Innovation, the technological changes that brings with it and the related productivity increases they generate, have been the main cause of the cultural and social changes taken place throughout mankind´s history.
Just as the fire, the wheel and the adoption of more sedentary practices played decisive roles in the reorganization of the primitive hunter-gatherer societies, the printing press and – centuries later – the steam engine had an impact of similar proportions, or even biger ones, in the societies that developed them.
This is the same role that information technology and the telecommunications revolution play in the emergence of the information age and the knowledge society.
Information technologies and new applications in telecommunications have been developing their potential, incrementally, over the last three or four decades.
There is a distinctive fact, however, that deserves to be highlighted. Its development has been concomitant with that of other technological and productive sectors, and has fertilized them. Moreover, they have triggered the emerence of new disciplines such as nanotechnology or the “new” biotechnology.

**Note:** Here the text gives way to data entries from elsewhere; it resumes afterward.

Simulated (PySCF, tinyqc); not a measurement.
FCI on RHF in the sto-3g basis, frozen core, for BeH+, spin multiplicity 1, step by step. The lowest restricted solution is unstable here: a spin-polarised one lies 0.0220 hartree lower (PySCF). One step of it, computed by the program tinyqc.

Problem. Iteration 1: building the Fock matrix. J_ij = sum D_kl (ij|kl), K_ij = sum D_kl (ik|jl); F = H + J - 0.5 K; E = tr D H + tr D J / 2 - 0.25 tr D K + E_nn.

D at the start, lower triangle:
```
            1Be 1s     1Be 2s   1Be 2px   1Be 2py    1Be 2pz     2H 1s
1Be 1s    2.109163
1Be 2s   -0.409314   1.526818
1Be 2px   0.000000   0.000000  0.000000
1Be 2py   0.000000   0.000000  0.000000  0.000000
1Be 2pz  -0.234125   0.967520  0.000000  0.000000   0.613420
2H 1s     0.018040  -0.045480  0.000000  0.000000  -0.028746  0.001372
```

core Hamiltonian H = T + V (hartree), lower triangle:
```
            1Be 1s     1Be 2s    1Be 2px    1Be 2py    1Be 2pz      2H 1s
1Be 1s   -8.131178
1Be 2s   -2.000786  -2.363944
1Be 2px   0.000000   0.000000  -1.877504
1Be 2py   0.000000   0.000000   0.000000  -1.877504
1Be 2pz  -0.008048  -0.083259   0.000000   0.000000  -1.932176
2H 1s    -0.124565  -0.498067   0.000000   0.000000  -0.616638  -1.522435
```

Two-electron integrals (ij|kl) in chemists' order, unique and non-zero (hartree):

Gradually, new technologies extend their ramifications in the industrial and entrepreneurial fabric, stimulating innovation in various fields. From there, they are taking our daily life by assault, influencing our cultural expressions, social interactions and the way we exercise our political rights.
This is the reason why we speak of the emergence of a New Economy. It is a phenomenon that is not defined by a single technology because it goes beyond any of them individually.
Its heart lies in the relationship that some emblematic sectors establish with each other, the way in which they reciprocally fertilize each other, and the manner they influence the traditional products and markets of the industrial and agricultural economies.